Re: BUG #15449: file_fdw using program cause exit code error whenusing LIMIT - Mailing list pgsql-bugs

From Kyotaro HORIGUCHI
Subject Re: BUG #15449: file_fdw using program cause exit code error whenusing LIMIT
Date
Msg-id 20181109.143931.243136889.horiguchi.kyotaro@lab.ntt.co.jp
Whole thread Raw
In response to Re: BUG #15449: file_fdw using program cause exit code error whenusing LIMIT  (Etsuro Fujita <fujita.etsuro@lab.ntt.co.jp>)
Responses Re: BUG #15449: file_fdw using program cause exit code error whenusing LIMIT  (Thomas Munro <thomas.munro@enterprisedb.com>)
Re: BUG #15449: file_fdw using program cause exit code error whenusing LIMIT  (Thomas Munro <thomas.munro@enterprisedb.com>)
Re: BUG #15449: file_fdw using program cause exit code error whenusing LIMIT  (Etsuro Fujita <fujita.etsuro@lab.ntt.co.jp>)
Re: BUG #15449: file_fdw using program cause exit code error whenusing LIMIT  (Etsuro Fujita <fujita.etsuro@lab.ntt.co.jp>)
List pgsql-bugs
At Thu, 08 Nov 2018 21:52:31 +0900, Etsuro Fujita <fujita.etsuro@lab.ntt.co.jp> wrote in
<5BE4318F.4040002@lab.ntt.co.jp>
> (2018/11/08 10:50), Thomas Munro wrote:
> > I take back what I said earlier about false positives from other
> > pipes.  I think it's only traditional Unix programs designed for use
> > in pipelines and naive programs that let SIGPIPE terminate the
> > process.   The accepted answer here gives a good way to think about
> > it:
> >
> > https://stackoverflow.com/questions/8369506/why-does-sigpipe-exist
> 
> Thanks for the information!
>
> > A program sophisticated enough to be writing to other pipes is no
> > longer in that category and should be setting up signal dispositions
> > itself, so I agree that we should enable the default disposition and
> > ignore WTERMSIG(exit_code) == SIGPIPE, as proposed.  That is pretty
> > close to the intended purpose of that signal AFAICS.
> 
> Great!
>
> >>> In the sense of "We don't care the reason", negligible reasons
> >>> are necessariry restricted to SIGPIPE, evan SIGSEGV could be
> >>> theoretically ignored safely. "theoretically" here means it is
> >>> another issue whether we rely on the output from a program which
> >>> causes SEGV (or any reason other than SIGPIPE, which we caused).
> >>
> >> For the SIGSEGV case, I think it would be better that we don't rely on
> >> the output data, IMO, because I think there might be a possibility
> >> that
> >> the program have generated that data incorrectly/unexpectedly.
> >
> > +1
> >
> > I don't think we should ignore termination by signals other than
> > SIGPIPE: that could hide serious problems from users.  I want to know
> > if my program is crashing with SIGBUS, SIGTERM, SIGFPE etc, even if it
> > happens after we read enough data; there is a major problem that a
> > human needs to investigate!
> 
> I think so too.

Ok, I can live with that with no problem.

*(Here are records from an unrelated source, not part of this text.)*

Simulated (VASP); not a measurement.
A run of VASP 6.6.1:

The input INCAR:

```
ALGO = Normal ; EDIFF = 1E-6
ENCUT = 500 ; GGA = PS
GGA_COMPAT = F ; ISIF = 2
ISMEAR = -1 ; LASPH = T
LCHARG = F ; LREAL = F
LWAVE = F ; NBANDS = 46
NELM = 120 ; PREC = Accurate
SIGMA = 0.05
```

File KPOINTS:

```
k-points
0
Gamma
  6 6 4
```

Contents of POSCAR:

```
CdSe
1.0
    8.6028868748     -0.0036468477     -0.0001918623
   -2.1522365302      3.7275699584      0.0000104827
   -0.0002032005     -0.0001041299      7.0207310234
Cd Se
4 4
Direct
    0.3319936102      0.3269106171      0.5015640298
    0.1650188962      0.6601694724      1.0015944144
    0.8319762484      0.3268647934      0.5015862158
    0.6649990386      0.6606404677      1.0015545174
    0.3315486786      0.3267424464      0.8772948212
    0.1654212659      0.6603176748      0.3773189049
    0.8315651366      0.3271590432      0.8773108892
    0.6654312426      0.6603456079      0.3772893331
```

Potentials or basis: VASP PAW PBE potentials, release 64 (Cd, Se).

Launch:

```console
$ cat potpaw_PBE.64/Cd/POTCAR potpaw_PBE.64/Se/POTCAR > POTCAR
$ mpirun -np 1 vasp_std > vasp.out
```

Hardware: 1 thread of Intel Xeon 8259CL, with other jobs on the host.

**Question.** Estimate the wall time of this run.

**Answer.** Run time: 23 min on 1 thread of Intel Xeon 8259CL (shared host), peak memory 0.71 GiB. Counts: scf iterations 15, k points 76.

> >>> As the result it doesn't report an error for SELECT * FROM ft2
> >>> LIMIT 1 on "main(void){puts("test1"); return 1;}".
> >>>
> >>> =#  select * from ft limit 1;
> >>>      a
> >>> -------
> >>>    test1
> >>> (1 row)
> >>>
> >>> limit 2 reports the error.
> >>>
> >>> =# select * from ft limit 2;
> >>> ERROR:  program "/home/horiguti/work/exprog" failed
> >>> DETAIL:  child process exited with exit code 1
> >>
> >> I think this would be contrary to users expectations: if the SELECT
> >> command works for limit 1, they would expect that the command would
> >> work
> >> for limit 2 as well.  So, I think it would be better to error out that
> >> command for limit 1 as well, as-is.
> >
> > I think it's correct that LIMIT 1 gives no error but LIMIT 2 gives an
> > error.  For LIMIT 1, we got all the rows we wanted, and then we closed
> > the pipe.  If we got a non-zero non-signal exit code, or a signal exit
> > code and it was SIGPIPE (not any other signal!), then we should
> > consider that to be expected.
> 
> Maybe I'm missing something, but the non-zero non-signal exit code
> means that there was something wrong with the called program, so I
> think a human had better investigate that as well IMO, which would
> probably be a minor problem, though.  Too restrictive?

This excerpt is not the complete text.